Why Did the Chicken Cross the Road?
KINDERGARTEN TEACHER: To get to the other side.

PLATO: For the greater good.

ARISTOTLE: It is the nature of chickens to cross roads.

KARL MARX: It was an historical inevitability.

TIMOTHY LEARY: Because that's the only trip the establishment would let it take.

SADDAM HUSSEIN: This was an unprovoked act of rebellion and we were quite justified in dropping 50 tons of nerve gas on it.

HIPPOCRATES: Because of an excess of phlegm in its pancreas.

RONALD REAGAN: I forget.

CAPTAIN JAMES T KIRK: To boldly go where no chicken has gone before.

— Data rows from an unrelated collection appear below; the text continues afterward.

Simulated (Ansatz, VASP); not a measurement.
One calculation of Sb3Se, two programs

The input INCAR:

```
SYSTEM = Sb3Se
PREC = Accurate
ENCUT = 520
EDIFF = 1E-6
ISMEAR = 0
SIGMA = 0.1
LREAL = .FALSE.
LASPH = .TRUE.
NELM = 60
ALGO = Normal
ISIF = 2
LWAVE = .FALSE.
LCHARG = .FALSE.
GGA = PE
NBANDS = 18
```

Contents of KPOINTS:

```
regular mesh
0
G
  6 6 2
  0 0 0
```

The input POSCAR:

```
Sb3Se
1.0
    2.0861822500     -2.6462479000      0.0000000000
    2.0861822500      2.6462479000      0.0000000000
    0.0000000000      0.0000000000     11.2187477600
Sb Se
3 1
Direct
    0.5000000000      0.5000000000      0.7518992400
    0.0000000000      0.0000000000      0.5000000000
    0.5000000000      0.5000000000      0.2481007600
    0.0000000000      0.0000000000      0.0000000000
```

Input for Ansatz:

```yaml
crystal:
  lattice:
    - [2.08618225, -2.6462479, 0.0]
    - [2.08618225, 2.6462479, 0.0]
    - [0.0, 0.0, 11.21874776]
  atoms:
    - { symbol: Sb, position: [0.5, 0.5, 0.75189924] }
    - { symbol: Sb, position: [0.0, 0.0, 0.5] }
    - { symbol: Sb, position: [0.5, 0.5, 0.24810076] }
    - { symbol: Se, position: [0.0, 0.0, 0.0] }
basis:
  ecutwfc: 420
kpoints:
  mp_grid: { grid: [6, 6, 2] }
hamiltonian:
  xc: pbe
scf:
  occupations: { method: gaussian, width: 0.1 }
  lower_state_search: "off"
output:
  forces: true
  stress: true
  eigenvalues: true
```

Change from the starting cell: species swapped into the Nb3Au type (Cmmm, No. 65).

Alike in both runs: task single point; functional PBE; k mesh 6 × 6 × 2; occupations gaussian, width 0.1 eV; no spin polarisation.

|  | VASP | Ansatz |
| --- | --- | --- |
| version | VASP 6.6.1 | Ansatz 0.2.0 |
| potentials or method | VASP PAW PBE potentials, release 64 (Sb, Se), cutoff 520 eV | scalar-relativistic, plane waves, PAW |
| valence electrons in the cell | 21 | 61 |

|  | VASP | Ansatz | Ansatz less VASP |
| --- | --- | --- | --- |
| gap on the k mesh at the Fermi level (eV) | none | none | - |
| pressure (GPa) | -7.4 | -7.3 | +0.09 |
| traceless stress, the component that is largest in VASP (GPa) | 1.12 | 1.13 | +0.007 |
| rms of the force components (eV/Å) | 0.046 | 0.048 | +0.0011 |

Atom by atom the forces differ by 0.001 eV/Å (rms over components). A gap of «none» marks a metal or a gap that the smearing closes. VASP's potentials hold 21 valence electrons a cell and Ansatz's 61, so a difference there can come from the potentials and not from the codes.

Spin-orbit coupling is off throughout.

ANDERSEN CONSULTING: Deregulation of the chicken's side of the road was threatening its dominant market position. The chicken was faced with significant challenges to create and develop the competencies required for the newly competitive market. Andersen Consulting, in a partnering relationship with the client, helped the chicken by rethinking its physical distribution strategy and implementation processes. Using the Poultry Integration Model (PIM), Andersen helped the chicken use its skills, methodologies, knowledge, capital and experiences to align the chicken's people, processes and technology in support of its overall strategy within a Program Management framework. Andersen Consulting convened a diverse cross-spectrum of road analysts and best chickens along with Andersen consultants with deep skills in the transportation industry to engage in a two-day itinerary of meetings in order to leverage their personal knowledge capital, both tacit and explicit, and to enable them to synergize with each other in order to achieve the implicit goals of delivering and successfully architecting and implementing an enterprise-wide value framework across the continuum of poultry cross-median processes. The meeting was held in a park-like setting, enabling and creating an impactful environment which was strategically based, industry-focused, and built upon a consistent, clear, and unified market message and aligned with the chicken's mission, vision, and core values. This was conducive towards the creation of a total business integration solution. Andersen Consulting helped the chicken change to become more successful.

MARTIN LUTHER KING, JR: I envision a world where all chickens will be free to cross roads without having their motives called into question.

MOSES: And God came down from the Heavens, and He said unto the chicken, "Thou shalt cross the road." And the chicken crossed the road, and there was much rejoicing.

FOX MULDER: You saw it cross the road with your own eyes. How many more chickens have to cross the road before you believe it?

DANA SCULLY: It was a simple bio-mechanical reflex that is commonly found in chickens.

RICHARD M NIXON: The chicken did not cross the road. I repeat, the chicken did NOT cross the road.

MACHIAVELLI: The point is that the chicken crossed the road. Who cares why? The end of crossing the road justifies whatever motive there was.

ROBERT FROST: To cross the road less traveled by.

FREUD: The fact that you are at all concerned that the chicken crossed the road reveals your underlying sexual insecurity.

BILL GATES: I have just released the new Chicken Office 2000, which will not only cross roads, but will lay eggs, file your important documents, and balance your checkbook.

OLIVER STONE: The question is not, "Why did the chicken cross the road?" Rather, it is, "Who was crossing the road at the same time, whom we overlooked in our haste to observe the chicken crossing?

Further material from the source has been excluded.